The Warsaw Sentinel, a no license newspaper, was first issued in Warsaw December 25, 1890 and continued until the year 1892.
The Wyoming County Star, a fairly recent weekly had a very short existence.
Excerpted from 125th Anniversary Celebration, Warsaw, New York, 1968.
Harwood A. Dudley was born at Union Village, Washington County, N.Y., April 5, 1825. He moved with his father to Perry in 1831. In 1848, he came to Warsaw and engaged as foreman in the printing office of the Wyoming County Mirror. Subsequently, he became a joint proprietor. Afterwards, he sold his interest in the Mirror and bought the Western New Yorker establishment. After a few years as the sole proprietor of the Mirror which merged with the New Yorker in 1864, the New Yorker was published by William H. Merrill and Dudley under the name "Dudley and Merrill."

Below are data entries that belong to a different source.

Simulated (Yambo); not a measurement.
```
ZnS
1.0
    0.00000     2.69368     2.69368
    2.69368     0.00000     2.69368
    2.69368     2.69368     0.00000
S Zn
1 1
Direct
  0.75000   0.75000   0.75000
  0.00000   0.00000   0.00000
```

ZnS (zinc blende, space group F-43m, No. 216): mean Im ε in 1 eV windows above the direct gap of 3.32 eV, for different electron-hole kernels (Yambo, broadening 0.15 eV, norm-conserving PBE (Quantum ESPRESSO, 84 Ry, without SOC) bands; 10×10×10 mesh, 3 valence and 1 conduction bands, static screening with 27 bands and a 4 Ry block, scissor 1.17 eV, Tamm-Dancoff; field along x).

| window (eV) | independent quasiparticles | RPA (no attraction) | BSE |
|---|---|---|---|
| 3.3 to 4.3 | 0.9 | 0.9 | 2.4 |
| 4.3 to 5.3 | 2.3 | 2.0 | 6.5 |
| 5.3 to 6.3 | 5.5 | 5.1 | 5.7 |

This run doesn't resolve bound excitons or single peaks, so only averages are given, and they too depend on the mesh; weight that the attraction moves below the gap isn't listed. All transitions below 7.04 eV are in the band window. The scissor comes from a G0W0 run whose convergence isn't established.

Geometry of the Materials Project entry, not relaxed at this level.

Dudley held several offices including Loan Commissioner, Clerk of the Board of Supervisors and Secretary of the Wyoming Agricultural Society for many years. In 1868, he was elected County Treasurer. As a member of the Presbyterian Church, he was a friend and supporter of the various benevolent and Christian enterprises of the day.
He was a member of the first Company raised in Warsaw to suppress the rebellion and was elected Lieutenant. After his return from the army, he was appointed Deputy Provost Marshall for this District. He married Sarah Jane Hogarth of Geneva. Together they had six children, most of whom died at birth or during adolescence.